I. Repetition of TCP Basics
A TCP Connection is initiated with a three-way handshake:
SYN: The Client sends a SYN packet to the server in order to initiate a
connection. The SYN packet contains an initial sequence number (ISN)
generated by the client.
SYN-ACK: The server acknowledges the connection request by the client.
The SYN-ACK Packet contains an ISN generated by the server. It also
confirms the ISN from the client in the ack field of the TCP header so
that the client can verify that the SYN-ACK packet actually comes from
the server and isn't spoofed.
ACK: In the final ACK packet of the three-way handshake the client
confirms that it has received the ISN generated by the server. That way
the server knows that the client has actually received the SYN-ACK
packet from the server and thus the connection request isn't spoofed.
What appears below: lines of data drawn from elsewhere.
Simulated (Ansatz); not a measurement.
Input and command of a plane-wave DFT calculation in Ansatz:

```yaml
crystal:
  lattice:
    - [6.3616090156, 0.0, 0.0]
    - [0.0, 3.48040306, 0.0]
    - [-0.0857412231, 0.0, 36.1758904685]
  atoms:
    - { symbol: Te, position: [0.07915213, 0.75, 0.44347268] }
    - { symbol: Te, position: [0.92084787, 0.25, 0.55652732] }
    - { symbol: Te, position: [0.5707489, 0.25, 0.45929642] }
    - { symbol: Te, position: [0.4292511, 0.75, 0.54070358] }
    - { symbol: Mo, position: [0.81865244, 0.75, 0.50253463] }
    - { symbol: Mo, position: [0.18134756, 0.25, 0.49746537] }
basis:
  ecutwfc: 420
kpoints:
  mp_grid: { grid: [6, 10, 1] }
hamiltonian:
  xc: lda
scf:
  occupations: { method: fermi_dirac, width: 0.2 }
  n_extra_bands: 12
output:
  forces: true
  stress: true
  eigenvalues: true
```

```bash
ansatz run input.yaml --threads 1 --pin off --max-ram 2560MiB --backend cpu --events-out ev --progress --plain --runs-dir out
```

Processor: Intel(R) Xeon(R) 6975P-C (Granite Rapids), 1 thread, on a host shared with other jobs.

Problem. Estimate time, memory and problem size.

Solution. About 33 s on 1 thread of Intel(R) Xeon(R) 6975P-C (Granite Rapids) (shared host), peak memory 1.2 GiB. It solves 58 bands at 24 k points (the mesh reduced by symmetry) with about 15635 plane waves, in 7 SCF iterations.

After this three-way handshake, the TCP connection is established and
both sides can send data to each other. The initial sequence numbers
make sure that the other side can actually receive the packets and thus
prevent IP spoofing given that the attacker can't receive packets sent
to the spoofed IP address.
Since the initial sequence numbers are only 32-bit values, it is not
impossible to blindly spoof a connection by brute-forcing the ISN. If we
need to send 3 packets to the server (one SYN packet to initiate the
connection, one ACK packet to finish the three-way handshake and one
payload packet), we will have to send 3*2^32 packets per successfully
spoofed connection at an average. Given a packet rate of 300,000 packets
per second (which can easily be achieved with a gigabit connection),
sending this packets requires some 12 hours.
One long-known weakness of the original TCP protocol design is that an
attacker can spoof a high number of SYN packets to a server. The server
then has to send (and maybe even retransmit) a SYN-ACK packet to each of
the spoofed IP addresses and keep track the half-open connection so that
it can handle an ACK packet. Remembering a high number of bogus
half-open connections can lead to resource exhaustion and make the
server unresponsive to legitimate clients. This attack is called SYN
Flooding and it can lead to DOS even if the attacker only uses a
fraction of the network bandwidth available to the server.
II. Description of the SYN Cookie approach
In order to protect servers against SYN-Flooding attacks, Daniel J.
Bernstein suggested the technique of TCP Syn Cookies in 1996. The main
idea of the approach is not to keep track of incoming SYN packets and
instead encode the required information in the ISN generated by the
server. Once the server receives an ACK packet, he can check whether the
Ack number from the client actually matches the server-generated ISN,
which can easily be recalculated when receiving the ACK-packet. This
allows processing the ACK packet without remembering anything about the
initial SYN request issued by the client.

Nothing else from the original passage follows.